“My grandma did it”

The last 3 months, while very busy, stressful and infuriating, have provided a wealth of eye-opening experiences. It’s been back to school in a big way.

Having had little to do with the school system in the last 18 years, other than swanning in now and again on a TIE contract (Theatre In Education – think Legs Akimbo from League of Gentlemen) to make disenfranchised schoolchildren engage their minds through the medium of drama, I knew I was woefully unprepared for the role the moment I accepted.

Term 1 saw me planning lessons the night before class, or sometimes the hour before class, as I was recruited at the very last minute and was still working in my other jobs until the day before the first day of term. It also saw me throw several hissy fits about Things Staff Members Should Probably Be Told More Than Two Days In Advance. Like when reports are due.

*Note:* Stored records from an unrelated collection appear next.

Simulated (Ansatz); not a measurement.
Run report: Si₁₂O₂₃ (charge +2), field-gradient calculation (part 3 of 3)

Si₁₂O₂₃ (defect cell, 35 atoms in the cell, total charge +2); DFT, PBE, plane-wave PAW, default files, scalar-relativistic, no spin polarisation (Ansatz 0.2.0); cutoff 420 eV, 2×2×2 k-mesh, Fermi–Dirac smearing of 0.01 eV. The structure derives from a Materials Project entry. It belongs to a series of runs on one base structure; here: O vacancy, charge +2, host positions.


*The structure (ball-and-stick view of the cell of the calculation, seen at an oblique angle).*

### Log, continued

This term is slightly better, I know vaguely what shape I want the classes to take. I’m aware that there will be exams, that I have to write them, and the date the reports are due. I’m teaching Shakespeare to two year groups, so I’m on home territory and having fun at least some of the time. And I don’t know if everyone just took a valium over the half term break, or if I’ve changed something for the better, but even the worst classes last term are markedly better this term. Admittedly, in at least one of those groups I had to put the entire class in detention to achieve that result.

But today I want to talk about truth, lies and teenagers. Having spent a wonderful class exploring Shakespeare’s Sonnet 18 (“Shall I compare thee to a summer’s day” – for those who don’t know their sonnets by number) my favourite class were sent off to attempt a sonnet of their own. I didn’t expect wonder, beauty and genius. I had to do this in my twenties and I failed miserably, not having a poetic bone in my body. However, one of the lessons I’ve learned so far is that teenagers are easily capable of wonder, beauty and genius on a surprisingly regular basis, so I didn’t rule it out.

The following week I gathered in the homework. One girl was very keen for me to read her sonnet and clearly very proud of her work. One boy handed his over telling me it was definitely the worst sonnet that has ever been written. I took them home to mark. The girl was right, it was brilliant, beautiful, moving and extraordinarily well structured. Unfortunately, a quick search on Google showed it was also written by someone else. The giveaway clue that made me resort to the internet? Punctuation. Although I expect wonder, beauty and genius on a regular basis, I can count on the fingers of one finger how many of my students are capable of punctuating their genius correctly. A further search of all the submitted efforts revealed two more plagiarised sonnets, both friends of the original culprit.

All efforts duly flagged to the appropriate authorities, I headed in to school the following day chewing over how to tackle the offending parties. I didn’t have long to think about it. Eager for praise on her wonderful work, girl 1 bounded over to ask if I’d read her work. I took the opportunity for a quiet word. I expected excuses, possibly shamefacedness. I got a virtuoso performance of hurt, wide-eyed innocence.

“My grandma helped me, she doesn’t know it’s wrong to copy, I don’t even have a computer at home” were the main lines of defence. I assured her I knew she wasn’t the only guilty party, but that it was clearly not her own work. There was some mutinous muttering as she stomped away.

Later in the day a colleague caught me for a word. “One of your students came to me and told me that she’s worried about her homework” she began. “She’s handed in a poem that she published on the internet a while ago,” the tale continued, “and she’s worried that you’ll think she’s copied it.” My colleague continued on to say said student had told her how much she loves writing in her spare time, and that she writes a lot of poems. My colleague had advised her to bring me some examples of her work if she was concerned, to prove her tale.

A cunning, pre-emptive strike it certainly was, but some major flaws were immediately evident. 1. How had this student managed to open a UK / Ireland Yahoo account from Lima? 2. Why was she posing online as ‘Chris’? 3. Why was a Peruvian teenage girl with a very Latin name posing online as British or Irish Chris, a man, writing poetry to a female friend and checking for possible responses online?

The end result of the saga? A day’s in-school suspension for all offending parties. Two students with an amiable, ‘it’s a fair cop, guv’ attitude, and hopefully no will to try it again. One with little concept of what she’s done wrong and the cold light of revenge in her eyes. I’ll ensure I don’t turn my back to the audience in classes for the next few weeks.